Romney tried to cast himself as the more level-headed, and less lofty, choice.
“President Obama promised to begin to slow the rise of the oceans and to heal the planet,” Romney said. “My promise is to help you and your family.”
Before he dove into the critiques against the current Oval Office occupant, Romney appeared to answer calls from some in the GOP that he tell America more about his personal story. He said he understands people “need to know more about me” to make a choice in November.
The nominee appeared to get emotional when he told a story about how his dad used to give his mother a rose every day – and that she knew something was wrong on the day he died because there was no rose.
Going off script, Romney said: “Don’t you wish she could have been here at this convention?”
The nominee showed a light-hearted side, at one point ribbing running mate Paul Ryan for teasing him over his musical preferences a night earlier.
“Paul,” he said, “I still like the playlist on my iPod better than yours.”
Romney touched on his Mormon faith, as other speakers have this week. And he spoke directly to women in the audience, and watching on TV, highlighting the female officials who were speaking at the convention and who had served in his administration in Massachusetts. It was not lost on the crowd. Kansas delegate Chad Bettes said the importance of women, particularly in the workforce, “was a huge theme.” Bettes said Romney’s record “has proven that he values women.”

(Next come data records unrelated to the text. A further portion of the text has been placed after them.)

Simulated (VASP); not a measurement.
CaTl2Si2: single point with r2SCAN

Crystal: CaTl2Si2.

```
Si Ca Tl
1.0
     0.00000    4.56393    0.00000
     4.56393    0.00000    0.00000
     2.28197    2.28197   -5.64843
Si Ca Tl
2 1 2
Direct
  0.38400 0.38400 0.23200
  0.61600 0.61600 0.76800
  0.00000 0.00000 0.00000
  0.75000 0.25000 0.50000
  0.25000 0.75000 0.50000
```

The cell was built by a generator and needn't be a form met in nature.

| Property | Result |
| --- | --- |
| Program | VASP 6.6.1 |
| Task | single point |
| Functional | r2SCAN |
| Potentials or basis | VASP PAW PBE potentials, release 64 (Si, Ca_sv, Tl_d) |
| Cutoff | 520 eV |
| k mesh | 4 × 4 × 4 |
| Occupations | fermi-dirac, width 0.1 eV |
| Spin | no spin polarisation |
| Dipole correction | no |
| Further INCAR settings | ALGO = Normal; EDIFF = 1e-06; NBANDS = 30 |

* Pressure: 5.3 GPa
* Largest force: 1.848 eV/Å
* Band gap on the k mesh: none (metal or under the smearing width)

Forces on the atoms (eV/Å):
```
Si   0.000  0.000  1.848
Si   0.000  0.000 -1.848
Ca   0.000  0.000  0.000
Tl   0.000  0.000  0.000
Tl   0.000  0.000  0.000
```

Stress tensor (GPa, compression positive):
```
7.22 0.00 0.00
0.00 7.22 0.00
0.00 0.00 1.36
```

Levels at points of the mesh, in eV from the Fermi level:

Romney, though, returned to the dominant message that the “excitement” of Obama’s election has subsided, replaced by doubt and uncertainty about the economy and the federal budget.
“If you felt that excitement when you voted for Barack Obama, you should feel that way now that he’s President Obama,” Romney said. “You know, there’s something wrong with the kind of job he’s done as president when the best feeling you’ve had was the day you voted for him.”
Romney pointed to the president’s resume as the problem. “He had almost no experience working in a business,” he said. “Jobs to him are about government.”